You completely missed the point here, which was fairly obvious. High bandwidth links between interposers have nothing to do with this. High bandwidth links on an interposer do. By far the biggest limitations of AFR/SFR is moving data between GPUs. Which in the past has largely occurred over PCIE or a proprietary link to some degree. A bandwidth measured in single GB/s with significant latency. AFR on a single GPU is pipelining. SFR I guess would be some form of partitioning, which would likely still work acceptably with some synchronization.
LOL that is not where the limitation is, its not the data between the two GPU's, its the way the rasterizers of each GPU need to communicate with each other, and it can't be done with multiple GPU's right now! And its all due to the way the current lighting models are done in games. That has to change for mGPU tech to take off, no wary around that!
Developers would likely need to change their programming model with a higher quantity of cores or GPUs. 2-4 GPUs, as has occurred in the past, is possible. Scalability for Navi will likely be more about submitting the scene as a bunch of largely independent tiles.
Again where is the problem coming from, look above.
Why would rasterizers working on independent tasks need to share lots of data? Worst case they could just duplicate the work, culling portions that are irrelevant (SFR). A task they are perfectly suited to doing. Best case rasterization hardware on each GPU is interconnected. No different than doubling current hardware units. The simplest solution is just having each GPU rasterize separate frames (AFR) if pipelined appropriately.

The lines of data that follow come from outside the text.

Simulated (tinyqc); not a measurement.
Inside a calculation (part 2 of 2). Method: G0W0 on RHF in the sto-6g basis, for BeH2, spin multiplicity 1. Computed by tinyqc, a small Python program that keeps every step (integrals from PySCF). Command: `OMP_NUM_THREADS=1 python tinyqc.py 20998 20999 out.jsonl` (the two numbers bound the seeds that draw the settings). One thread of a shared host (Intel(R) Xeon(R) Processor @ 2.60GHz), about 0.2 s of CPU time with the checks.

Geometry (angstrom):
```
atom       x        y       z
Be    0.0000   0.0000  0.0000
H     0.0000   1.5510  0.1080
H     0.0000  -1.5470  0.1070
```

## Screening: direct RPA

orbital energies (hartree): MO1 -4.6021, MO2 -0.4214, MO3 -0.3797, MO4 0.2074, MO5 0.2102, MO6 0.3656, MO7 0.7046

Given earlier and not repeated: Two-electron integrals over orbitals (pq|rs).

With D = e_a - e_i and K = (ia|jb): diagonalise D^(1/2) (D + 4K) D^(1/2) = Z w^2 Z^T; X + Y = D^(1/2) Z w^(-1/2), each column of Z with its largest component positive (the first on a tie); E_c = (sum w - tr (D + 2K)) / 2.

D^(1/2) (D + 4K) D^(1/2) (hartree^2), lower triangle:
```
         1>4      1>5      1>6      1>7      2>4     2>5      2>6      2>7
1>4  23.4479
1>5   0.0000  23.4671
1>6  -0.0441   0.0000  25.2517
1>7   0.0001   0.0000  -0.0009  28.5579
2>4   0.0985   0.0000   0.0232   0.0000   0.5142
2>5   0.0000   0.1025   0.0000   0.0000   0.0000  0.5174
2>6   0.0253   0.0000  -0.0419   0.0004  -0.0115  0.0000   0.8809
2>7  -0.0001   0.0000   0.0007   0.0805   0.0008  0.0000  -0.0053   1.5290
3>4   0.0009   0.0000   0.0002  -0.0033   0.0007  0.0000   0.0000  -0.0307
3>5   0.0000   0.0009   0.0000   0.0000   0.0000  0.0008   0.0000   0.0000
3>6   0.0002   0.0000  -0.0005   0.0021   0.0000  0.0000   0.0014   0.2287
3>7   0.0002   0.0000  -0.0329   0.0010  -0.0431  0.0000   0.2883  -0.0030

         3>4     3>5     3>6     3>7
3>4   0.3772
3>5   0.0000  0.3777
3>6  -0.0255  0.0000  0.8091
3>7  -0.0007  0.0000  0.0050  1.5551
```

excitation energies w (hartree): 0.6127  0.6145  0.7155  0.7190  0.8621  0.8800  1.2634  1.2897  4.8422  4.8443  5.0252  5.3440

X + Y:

Because the rasterizes work on all polygons if a model crosses over a tile, and it will many times over, that will cause problems if they can't communicate with each other. And across 2 separate GPU's they just can't do it right now. It has NOTHING to do with bandwidth needs, it has everything to do with control silicon and cache, you don't want to be sending this data to an outside memory let alone to another GPU, it will cause too much latency for the pixel shaders to do their work. And thus you end up with no gains over the one card (SFR). That is what is happening isn't it? pretty much sending that data and introducing that latency SFR gives no tangible benefits over a single GPU.
AFR is different current engine technologies lighting needs information from previous frames, that information is not saved, so AFR breaks down. No such thing as pipelined different, the pipeline doesn't change what it does, what changes is what the programs needs are. That has nothing to do with the graphics pipeline, the graphics pipeline doesn't change nor should it change. And this is where I am coming from, if they don't make changes to the graphics pipeline stages, the need for mGPU technologies will not just disappear, which is what you are saying is going to happen, it won't happen, because if they change the graphics pipelines, there will be a major change in the way current game engines, older game engines work. Its going to be slow process gen to gen, not something that is going to happen in 2 generations of cards.
Seems like it. Or at least your interpretation of what he said publicly.
Yes you are making things up on AMD's behalf. They haven't even stated anything like this, or nV for that matter because they know its not anywhere close to doing things like what you are mentioning.
So SLI and Crossfire have never existed without specific dev involvement? It's not typically done, at least well, because you end up with data dependencies between frames. No dependencies and AFR is pretty simple to schedule. The biggest hitch has always been the need to move a resource from one adapter to another to be used by the next frame. A task pretty simple task for synchronization primitives in DX12 and Vulkan. They seem to work really well keeping compute shaders from executing before any resources are required. These limitations you speak of seem mostly relegated to DX11 when rendering wouldn't be pipelined. If an app held off presenting the next frame until the current one completed I guess you could be correct.
What is that data, look above, that fix has not been done yet, and WON'T be done anytime soon.
This is why it's obvious you have no clue what you're talking about. You stated that elements of a GPU can't be directly connected to one another. An obviously false supposition as it's the basis of all chips. SM/CUs don't communicate wirelessly last I checked. They are wired together to send signals. Routing through a chip, interposer, or actual wires is irrelevant outside of communication speeds.
I never stated as such, but then again, there you go to something that is BS.
Where is the freckin link that says multi gpu's will work fine without any type of mgpu technology in the next 2 years? Made up? You stated they are already for sale. It must be a figment of your imagination!
The problem I feel I've pretty well laid out. I'm just not sure you understand what the past limitations actually were or why things were done the way they were.
In your twisted little mind that goes against any sane understanding of why the technologies evolved the way they have.....
Where did I mention compute, or even graphics in regards to P100? All I indicated was that an interposer was used for connecting HBM memory, which I'm unsure you understand the point of including it. The interposer exists because running that volume of traces through a PCB is prohibitive. The same reason running lots of traces to connect multiple GPUs would likely require an interposer. While I'm not saying this is what Vega is doing, elements of each GPU could be directly connected to each other as if on the same chip.
No you didn't it, nor did I even state you did, I just stated that you are lumping graphics and compute together and making assumptions (the first part of assumptions, is ass), shit this is simple stuff why it hasn't been done before, it had nothing to do with the bandwidth between the chips, it had everything to do with the chips communicating with each other. Actually if this problem was solved, they wouldn't need the extra bandwidth *or reduced bandwidth bottlenecks* that an interposer would provide to see many tangible benefits. It would make programmers lives that much easier to not worry about mGPU technologies.
is this retardville here, I must be in the wrong forum.